Margaret Kispert/The Register / USA TODAY NETWORK
Gov. Kim Reynolds high fives House Speaker Pro Tempore John H. Wills, R-District 10 before she signs the House File 68 in the rotunda of the Iowa State Capitol building on Tuesday, Jan. 24, 2023.
Iowa is one of the first GOP-led states in the U.S. to expand access to private K-12 education with state taxpayer funds after Gov. Kim Reynolds signed into law “school choice” legislation on Jan. 24.
Iowa is the newest addition to a growing list of states that have publicly funded Education Savings Accounts that help support private education with almost no limits.
Arizona and West Virginia are the only other states that enacted similar legislation, but the movement is snowballing with almost a dozen other GOP-lead states having introduced similar legislation.
Nine GOP-led states, including Iowa, currently support these initiatives in some way, and seven more states have introduced legislation to achieve this goal.

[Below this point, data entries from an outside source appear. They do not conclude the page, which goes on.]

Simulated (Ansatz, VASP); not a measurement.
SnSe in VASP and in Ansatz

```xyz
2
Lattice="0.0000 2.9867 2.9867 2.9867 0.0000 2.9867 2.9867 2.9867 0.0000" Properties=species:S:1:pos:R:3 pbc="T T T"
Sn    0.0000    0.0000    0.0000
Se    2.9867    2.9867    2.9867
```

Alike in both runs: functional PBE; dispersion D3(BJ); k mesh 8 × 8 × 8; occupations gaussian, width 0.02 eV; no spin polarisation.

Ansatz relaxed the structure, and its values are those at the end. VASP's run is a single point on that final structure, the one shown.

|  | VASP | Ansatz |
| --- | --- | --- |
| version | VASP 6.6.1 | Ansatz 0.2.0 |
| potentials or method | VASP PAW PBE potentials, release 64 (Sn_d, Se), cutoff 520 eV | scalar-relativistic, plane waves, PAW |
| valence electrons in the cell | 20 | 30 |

Reynolds’ flagship legislative priority, the Students First Act, moved quickly through the Iowa House and Senate. It was signed into law three weeks after it was introduced by the governor on the second day of the 2023 legislative session. The bill passed with a slim majority in the Iowa House and Senate, as several Republicans joined Democrats in opposition to the legislation.
After signing the bill into law, Reynolds said the law aims to bring equity to private school access.
“Public schools are the foundation of our education system, and for most families, they will continue to be the option of choice, but they aren’t the only choice,” Reynolds said during the bill signing. “With this bill, every child in Iowa, regardless of zip code or income, will have access to the school best suited for them.”
Opponents of the legislation said the bill would take away money from public schools that aren’t fully funded due to the rising costs of inflation and stagnant growth in state funding. The law is estimated to cost $345 million a year once fully implemented in 2026, according to an analysis by the nonpartisan Legislative Services Agency.